Spicy Chicken, Sausage And Shrimp Soup - cooking recipe

Ingredients
    1 lb Italian sausage, links sliced
    1 lb boneless skinless chicken breast, cut into cubes
    3 tablespoons vegetable oil
    1 medium red bell pepper, chopped
    1 medium onion, chopped
    3 celery ribs, chopped
    1 teaspoon dried marjoram
    1 teaspoon dried thyme
    1/2 teaspoon garlic powder
    1/2 teaspoon cayenne pepper
    3 (14 1/2 ounce) cans chicken broth
    2/3 cup brown rice, uncooked
    1 - 14 1/2 ounce tomatoes, canned, undrained and diced
    1 lb medium shrimp, uncooked, peeled and deveined
    2 cups frozen okra, sliced
Preparation
    In a Dutch oven, brown sausage and chicken in oil.
    Remove with a slotted spoon and keep warm.
    In the drippings saute red pepper, onion and celery until tender.

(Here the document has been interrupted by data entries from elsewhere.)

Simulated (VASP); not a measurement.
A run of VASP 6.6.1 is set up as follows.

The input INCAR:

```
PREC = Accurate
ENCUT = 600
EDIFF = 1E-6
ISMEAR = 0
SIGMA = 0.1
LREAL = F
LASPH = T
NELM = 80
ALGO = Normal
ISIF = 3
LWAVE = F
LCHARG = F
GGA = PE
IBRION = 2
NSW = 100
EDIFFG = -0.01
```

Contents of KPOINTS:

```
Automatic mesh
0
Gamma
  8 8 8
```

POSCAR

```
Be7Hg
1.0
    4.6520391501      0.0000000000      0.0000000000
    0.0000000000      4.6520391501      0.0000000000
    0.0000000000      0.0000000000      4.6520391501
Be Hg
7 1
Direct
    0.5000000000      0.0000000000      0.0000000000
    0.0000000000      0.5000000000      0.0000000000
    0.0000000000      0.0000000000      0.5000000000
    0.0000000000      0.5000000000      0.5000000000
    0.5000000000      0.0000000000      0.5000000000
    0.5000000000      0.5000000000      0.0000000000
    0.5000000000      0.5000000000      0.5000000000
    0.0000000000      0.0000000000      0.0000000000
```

    Stir in all seasonings, cook for 5 minutes.
    Stir in the broth, rice and sausage mixture, bring to boil.
    Reduce heat, cover and simmer for 20-25 minutes or until rice is done.
    Stir in tomatoes, shrimp and okra, cook for 10 minutes or until shrimp turn pink, stirring occasionally.